Another Antebellum House

This blog post continues the recounting of events from our family vacation of August 1-7, 2009. 

In my last post, I described visiting the home of General William Blount McClellan, the residence of my husband’s ancestors down in Talladega, Alabama. 

The next day, after our trip to Birmingham to the Civil Rights Institute and the 16th Street Church, we drove by the home of one of the General’s daughters,  Elizabeth Idora McClellan.  Elizabeth became known as a writer and her papers are inventoried as part of the UNC North Carolina Collection.  

During my visit to the Talladega Public Library a two days earlier, I’d found an architectural description of the home along with a picture. I’d also had a picture that another researcher sent to me.  So, off  we go driving around the area of Talladega in which we knew the home to be located. 

We found the home, it is at 511 East Street and is listed on the National Register of Historic Places.   Idora lived in this home with her first husband, Albert Plowman.

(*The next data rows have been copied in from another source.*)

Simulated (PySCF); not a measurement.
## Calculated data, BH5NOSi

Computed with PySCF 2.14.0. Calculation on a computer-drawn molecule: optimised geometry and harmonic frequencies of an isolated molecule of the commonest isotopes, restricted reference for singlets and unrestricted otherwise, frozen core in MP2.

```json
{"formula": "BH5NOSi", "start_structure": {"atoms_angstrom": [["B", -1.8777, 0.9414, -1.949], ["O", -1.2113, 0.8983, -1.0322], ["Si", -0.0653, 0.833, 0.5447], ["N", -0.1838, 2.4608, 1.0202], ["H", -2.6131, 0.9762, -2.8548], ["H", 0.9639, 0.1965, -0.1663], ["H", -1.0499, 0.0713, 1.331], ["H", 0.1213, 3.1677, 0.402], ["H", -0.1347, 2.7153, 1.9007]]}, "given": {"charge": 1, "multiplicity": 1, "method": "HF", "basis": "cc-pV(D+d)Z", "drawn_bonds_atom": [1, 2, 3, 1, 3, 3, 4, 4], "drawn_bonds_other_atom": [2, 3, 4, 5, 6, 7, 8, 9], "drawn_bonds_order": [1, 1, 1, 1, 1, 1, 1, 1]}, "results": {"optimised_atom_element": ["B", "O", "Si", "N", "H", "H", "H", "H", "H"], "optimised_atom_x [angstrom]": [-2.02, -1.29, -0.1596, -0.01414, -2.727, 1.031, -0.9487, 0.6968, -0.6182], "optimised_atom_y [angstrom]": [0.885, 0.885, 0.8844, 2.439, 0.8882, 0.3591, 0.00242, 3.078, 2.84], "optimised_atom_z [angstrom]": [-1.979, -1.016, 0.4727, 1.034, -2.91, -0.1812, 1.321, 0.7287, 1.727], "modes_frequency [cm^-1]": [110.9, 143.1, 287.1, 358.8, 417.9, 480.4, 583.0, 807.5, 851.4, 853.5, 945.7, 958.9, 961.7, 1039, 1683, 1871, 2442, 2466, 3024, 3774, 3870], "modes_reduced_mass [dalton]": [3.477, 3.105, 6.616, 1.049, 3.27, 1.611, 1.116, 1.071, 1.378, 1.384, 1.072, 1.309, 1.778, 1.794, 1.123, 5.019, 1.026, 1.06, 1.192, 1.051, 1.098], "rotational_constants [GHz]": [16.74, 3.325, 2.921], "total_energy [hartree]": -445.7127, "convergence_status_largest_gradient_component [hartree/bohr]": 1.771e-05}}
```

No knocking on doors this time to see it; I just wanted to know where it was :-) Maybe next time!

6 thoughts on “Another Antebellum House

  1. Taneya,

    I’ve been reading your blog with great interest since I stumbled across it recently. Just before I started reading it this morning, I was looking at the 1860 census of slaves in Talladega and, coincidentally, saw then entry for Gen. McClellan and the listing of all his slaves. It was a long list. It was very moving to see on paper. Such a sad chapter of American history.

    But what I wanted to mention here is that the house pictured here was built in 1854 by Thomas S. Plowman, the son of Albert Plowman. You may be correct that Albert lived his with his son, but I just wanted you to know it was Thomas’ house and not Albert’s. Idora was Albert’s second wife, I believe.

    I’m from Talladega and know the family that currently owns the home. If you want to see more pictures of the mansion, search for “Plowman home” on Flickr. I have a couple of pics posted there from this year’s pilgrimage.
    -Brian

  2. Well darn! After posting the above response, something started ticking in the back of my head and I began to wonder if I had given you the correct info – sorry, but I’m seem to be suffering from CRS these days. ;)

    I went through some of my papers and realized my mistake: Albert Plowman is NOT the father of Thomas S. Plowman (builder and owner of the house in the pictures you posted). Albert Plowman was married, until his death, to Idora McClellan, but I don’t find any relationship between him and Thomas Plowman. Thomas Plowman was the son of George Paris Plowman, a mayor of Talladega.

    If you have information that contradicts this, I would like to know about it. There’s a lot of misinformation out there when you’re trying to sort out old genealogy.

    There’s not a lot of info on Albert Plowman, but a ton of info on George Paris and Thomas Scales, so I’m certain they are father-son.
    -Brian

  3. Albert & Thomas are brothers. I have a book called McClellans in Alabama that has information about the Plowman family, combined with a little bit of information I’ve gathered on my own. Albert, Thomas and their brother also named George. all married into the McClellan family. I have a tree on my site at http://is.gd/eNRhs and if you click on a name, you’ll see more detail. Now, interestingly enough, I had not done enough research to know that their father was a mayor of Talladega!

  4. I am a descedent of General McClellan through another daughter of his, Amanda Olivia. Idora McClellan Plowman Moore (she married Capt. M.V. Moore, CSA, several years after Arthurs death) was known in the family as “Aunt Missy,” and she never had any children of her own. She wrote under the pen name of “Betsy Hamilton,” was a friend of Joel Chandler Harris (Uncle Remus author), and was a regular contributor to The Atlanta Constitution for many years. Her books are still available on sites such as Alibris.com. I discovered your blog recently and have enjoyed reading it.